Gone is his economic message: “You’ve never had it so good, the stock market has never been so high, and unemployment has never been so low.”

But Trump hasn’t lost the weapon that got him elected and could get him reelected: his ability to divide and conquer.

That weapon is super-charged by the President’s willingness, eagerness and ability to dominate the public debate. He has turned his daily White House briefings into the most powerful of bully pulpits.

But therein lies a risk. For Trump can – and has – hurt himself as much as he helps himself in the briefings. Staying at a podium for more than an hour is like staying at a bar past midnight: Not much good can happen.

Trump reminds me of North Carolina’s Senator Jesse Helms. I still have scars from Governor Jim Hunt’s unsuccessful campaign against Helms for Senate in 1984. That race taught me some hard lessons about politics.

Helms’ team approached the race very differently from us. Hunt was a popular Governor, while Helms was controversial and unpopular. We thought that gave us an edge.

But the Helms campaign didn’t try to make him more popular than Hunt. They didn’t think that was possible, I later learned. So, they flipped the script.

Their goal was to make Hunt more unpopular than Helms.

They did a good job. They started running negative ads against Hunt 18 months before the election. They never stopped.

Much like Trump does to his opponents today, they tied Hunt to people and groups who were unpopular with a lot of North Carolina voters: Jesse Jackson and other civil rights leaders, Democratic presidential candidate Walter Mondale, abortion-rights supporters, labor unions and what Helms called “the homosexual lobby.”

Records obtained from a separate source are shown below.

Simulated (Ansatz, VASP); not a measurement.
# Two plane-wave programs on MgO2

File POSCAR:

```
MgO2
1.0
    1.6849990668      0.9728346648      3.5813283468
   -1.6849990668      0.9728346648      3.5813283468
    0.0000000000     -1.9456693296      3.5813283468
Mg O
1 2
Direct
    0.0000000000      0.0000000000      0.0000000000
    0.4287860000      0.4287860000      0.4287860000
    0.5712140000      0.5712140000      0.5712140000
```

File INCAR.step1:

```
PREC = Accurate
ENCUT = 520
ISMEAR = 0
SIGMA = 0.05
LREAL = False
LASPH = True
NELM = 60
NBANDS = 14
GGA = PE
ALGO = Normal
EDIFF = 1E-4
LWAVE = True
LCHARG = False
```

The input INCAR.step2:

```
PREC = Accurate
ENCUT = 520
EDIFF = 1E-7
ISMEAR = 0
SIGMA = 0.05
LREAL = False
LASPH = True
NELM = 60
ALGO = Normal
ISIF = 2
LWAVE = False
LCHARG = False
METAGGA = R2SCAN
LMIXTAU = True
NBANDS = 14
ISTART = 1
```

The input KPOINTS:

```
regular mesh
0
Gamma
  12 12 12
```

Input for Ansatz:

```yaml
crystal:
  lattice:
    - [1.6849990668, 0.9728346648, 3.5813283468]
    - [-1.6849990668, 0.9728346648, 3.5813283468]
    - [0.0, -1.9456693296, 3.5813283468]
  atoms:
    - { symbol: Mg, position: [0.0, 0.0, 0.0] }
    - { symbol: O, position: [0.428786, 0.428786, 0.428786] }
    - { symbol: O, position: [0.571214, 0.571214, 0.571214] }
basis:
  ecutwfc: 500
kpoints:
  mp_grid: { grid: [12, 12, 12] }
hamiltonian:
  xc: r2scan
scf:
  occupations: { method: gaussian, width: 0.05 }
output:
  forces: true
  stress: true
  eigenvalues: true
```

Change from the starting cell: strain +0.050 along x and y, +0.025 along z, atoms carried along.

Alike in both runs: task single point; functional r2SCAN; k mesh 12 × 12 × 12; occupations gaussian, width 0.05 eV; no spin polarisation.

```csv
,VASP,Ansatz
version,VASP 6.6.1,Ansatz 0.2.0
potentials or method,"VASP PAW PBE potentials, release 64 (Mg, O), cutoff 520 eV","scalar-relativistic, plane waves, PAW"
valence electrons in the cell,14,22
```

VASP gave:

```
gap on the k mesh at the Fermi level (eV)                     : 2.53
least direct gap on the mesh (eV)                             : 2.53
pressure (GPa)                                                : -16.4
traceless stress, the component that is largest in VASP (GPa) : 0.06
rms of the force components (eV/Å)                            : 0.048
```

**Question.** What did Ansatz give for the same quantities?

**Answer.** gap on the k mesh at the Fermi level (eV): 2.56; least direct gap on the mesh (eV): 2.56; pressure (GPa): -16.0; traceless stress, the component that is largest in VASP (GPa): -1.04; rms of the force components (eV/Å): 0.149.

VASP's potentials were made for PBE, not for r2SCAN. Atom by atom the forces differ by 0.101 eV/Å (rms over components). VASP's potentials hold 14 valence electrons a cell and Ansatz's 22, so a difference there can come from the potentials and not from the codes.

This same strategy is Trump’s trump card, if you will. He played it against Hillary Clinton. He’ll play it against Joe Biden.

A Republican political consultant once explained to me the ironclad hold that Trump has on his famous base: “He’s fighting the people they hate.”

That’s why Trump constantly picks fights. He fights with Democrats in Congress, with bureaucrats in Washington and with politicians of both parties.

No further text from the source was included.